The move comes a year after Kathy was inducted into the Michigan Journalism Hall of Fame, and just a few weeks after Roger Martin was selected as a distinguished alumnus of Michigan State University’s College of Communication Arts & Sciences.

The entire Martin Waymire team is so proud to have these two senior leaders as part of our amazing team. We wouldn’t be here making Michigan a better place by working on behalf of our extraordinary clients without their incredible contributions to advancing those clients’ interests and their outstanding role in growing and grooming our staff.

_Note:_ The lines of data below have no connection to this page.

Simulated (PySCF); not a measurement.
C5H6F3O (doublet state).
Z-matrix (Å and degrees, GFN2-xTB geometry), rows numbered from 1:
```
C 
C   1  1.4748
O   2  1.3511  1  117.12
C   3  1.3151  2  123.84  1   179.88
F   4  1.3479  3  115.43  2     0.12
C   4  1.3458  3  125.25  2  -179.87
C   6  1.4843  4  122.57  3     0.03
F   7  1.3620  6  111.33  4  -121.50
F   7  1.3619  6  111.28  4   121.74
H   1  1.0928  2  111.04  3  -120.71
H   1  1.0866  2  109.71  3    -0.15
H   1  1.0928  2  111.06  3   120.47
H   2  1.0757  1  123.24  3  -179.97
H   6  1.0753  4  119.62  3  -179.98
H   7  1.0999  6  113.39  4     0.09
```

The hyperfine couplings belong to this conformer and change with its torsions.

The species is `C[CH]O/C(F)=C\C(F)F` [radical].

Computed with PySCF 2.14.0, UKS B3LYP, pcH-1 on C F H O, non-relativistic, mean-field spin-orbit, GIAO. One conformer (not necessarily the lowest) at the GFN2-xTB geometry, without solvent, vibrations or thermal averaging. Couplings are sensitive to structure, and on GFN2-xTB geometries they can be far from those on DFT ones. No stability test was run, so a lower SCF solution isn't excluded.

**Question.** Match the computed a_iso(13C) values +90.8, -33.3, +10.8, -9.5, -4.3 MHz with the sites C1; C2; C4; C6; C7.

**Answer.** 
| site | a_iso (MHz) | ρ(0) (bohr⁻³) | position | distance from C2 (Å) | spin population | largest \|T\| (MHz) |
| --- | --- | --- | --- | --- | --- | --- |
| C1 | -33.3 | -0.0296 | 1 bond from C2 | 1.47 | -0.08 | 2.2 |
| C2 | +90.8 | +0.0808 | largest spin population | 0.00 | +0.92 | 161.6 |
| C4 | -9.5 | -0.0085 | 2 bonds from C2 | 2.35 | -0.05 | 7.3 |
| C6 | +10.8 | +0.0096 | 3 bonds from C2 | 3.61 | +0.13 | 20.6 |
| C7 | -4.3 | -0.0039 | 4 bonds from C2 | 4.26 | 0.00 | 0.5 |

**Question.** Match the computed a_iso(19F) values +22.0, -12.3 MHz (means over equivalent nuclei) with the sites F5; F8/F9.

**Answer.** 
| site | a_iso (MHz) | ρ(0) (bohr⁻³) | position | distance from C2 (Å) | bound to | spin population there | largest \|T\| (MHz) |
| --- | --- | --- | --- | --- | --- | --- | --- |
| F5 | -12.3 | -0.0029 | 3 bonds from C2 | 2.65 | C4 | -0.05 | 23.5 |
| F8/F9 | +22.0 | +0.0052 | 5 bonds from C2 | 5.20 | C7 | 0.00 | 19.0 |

And for me, it’s been a real privilege to work, learn – and party! – alongside two people I highly admired during their journalism careers.

Kathy’s long and distinguished journalism career was built on approaching her job with integrity and a lack of bias. “Just the facts, ma’am,” might be her motto, and the people of the communities she touched were far the better off for that style.

Her readers have stretched from Indiana to Washington, D.C., and beyond, but it has been in Michigan where she has made her biggest mark. As her longtime friend Carolyn Washburn, who has been editor at the Idaho Stateman in Boise, the Des Moines Register and the Cincinnati Enquirer puts it, “She’s been a major player at the most significant news organization in the state. She’s getting the recognition now.”

But those who have the opportunity to know her also value her friendship. Whether helping young reporters and PR executives think through their futures or bringing an incisive question to someone dealing with a mid-life career move, she’s been a go-to person for many of us wrestling with life – myself included. David Eggert, who followed her in running the Associated Press Lansing Bureau, says that “I have long considered Kathy as a mentor. Even though we have not worked together in 11 years, she has always kept in contact and has helped me in so many ways in my career.”

Kathy took her first journalism class as an eighth grader in Santa Monica, California. After moving to Goshen, Indiana, she became editor of her high school newspaper, The Tomahawk. She also wrote for the South Bend Tribune where she won her first award, a “Most Valuable Staffer” recognition for outstanding contributions during the school year from the American Newspaper Publishers Association.

At the Ball State Daily News, she worked as a reporter, copy editor and eventually managing editor. While with the Daily News, she took the opportunity to spend a term in Indianapolis covering the Indiana Legislature, which launched her interest in covering politics and public policy. Kathy took a job at The Vidette-Messenger in Valparaiso after graduating, and then in 1980 headed to the Richmond (Ind.) Palladium-Item, showing great taste in finding papers with interesting names.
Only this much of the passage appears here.